Does It Matter That Marvel’s January Prices Maybe Didn’t Quite Match Their Vague NYCC Announcement?

I'd say in the immediate sense, it doesn't matter too much that Marvel's January price points as since announced don't quite match the positive interpretations given their rascally, vague New York Comic Con announcement regarding a scale-back in pricing. I mean, if this is how things will stand, I think it makes them look bad that they had to follow up on DC's more substantive pricing announcement that way. I can count on one of Nightcrawler's currently deceased hands the number of times Marvel has chased a DC announcement since, I don't know, 1976. And I think anyone that combined the headlines of those two announcements and didn't make a distinction between the scale of the DC initiative and Marvel's asserted one did Marvel's bidding on that one: Marvel got the benefit of softening DC's announcement but also maintained enough space there to get to criticize its rival for dropping pages in the current freelance market and to subtly underline its point before DC made its move that Marvel's books just might be worth that extra coin.
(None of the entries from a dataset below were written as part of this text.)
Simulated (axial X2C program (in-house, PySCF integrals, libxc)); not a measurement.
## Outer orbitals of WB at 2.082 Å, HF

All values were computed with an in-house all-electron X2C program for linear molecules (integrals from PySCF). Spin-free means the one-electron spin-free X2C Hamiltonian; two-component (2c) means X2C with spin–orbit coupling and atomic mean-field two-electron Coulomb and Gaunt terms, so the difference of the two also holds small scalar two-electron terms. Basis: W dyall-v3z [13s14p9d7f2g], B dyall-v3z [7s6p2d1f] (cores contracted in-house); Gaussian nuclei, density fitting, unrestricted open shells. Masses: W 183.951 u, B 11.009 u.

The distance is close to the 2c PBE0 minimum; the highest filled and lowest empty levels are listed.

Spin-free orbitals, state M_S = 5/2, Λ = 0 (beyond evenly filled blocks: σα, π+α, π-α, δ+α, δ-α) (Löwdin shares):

Still, the importance of the DC announcement wasn't to my mind ever properly interpreted by looking at the competitive relationship between the two companies, or even in terms of it being some sort of potential windfall for DC. Clearly DC's ability to benefit long-term depends primarily on their making comics their retail partners want to support in a significant, passionate way, and secondarily but importantly on their being a better publishing partner in a variety of ways. I think industry health was a different set of concerns here. To my mind, the greater importance of DC scale-back is that it reduces the number of $3.99 books on the market, a growing fact of today's comics shopping that I think was grinding against the goodwill of longtime serial comics buyers in part because the standard purchase isn't one such book but four or five of them. No matter how it turns out in execution, Marvel's move -- and its unannounced reduction of titles generally -- seem it will also contribute to hedging against the generally less appealing marketplace of individually-built combination purchases that I think poses the larger danger to a certain way of comics buying.

None of this is very sexy; it's like someone changing a diet that will almost certainly kill them to something that reduces that risk and maybe only reduces that risk. And although we won't likely give such moves credit, if the Direct Market rallies I think it will do so partly because the end result is there is less pressure on the market to continue their appeal to individual customers at a likely higher overall price point while it undergoes its current, necessary transformation. Whether or not there ends up being positive change within this window of opportunity, that's going to be the tough part.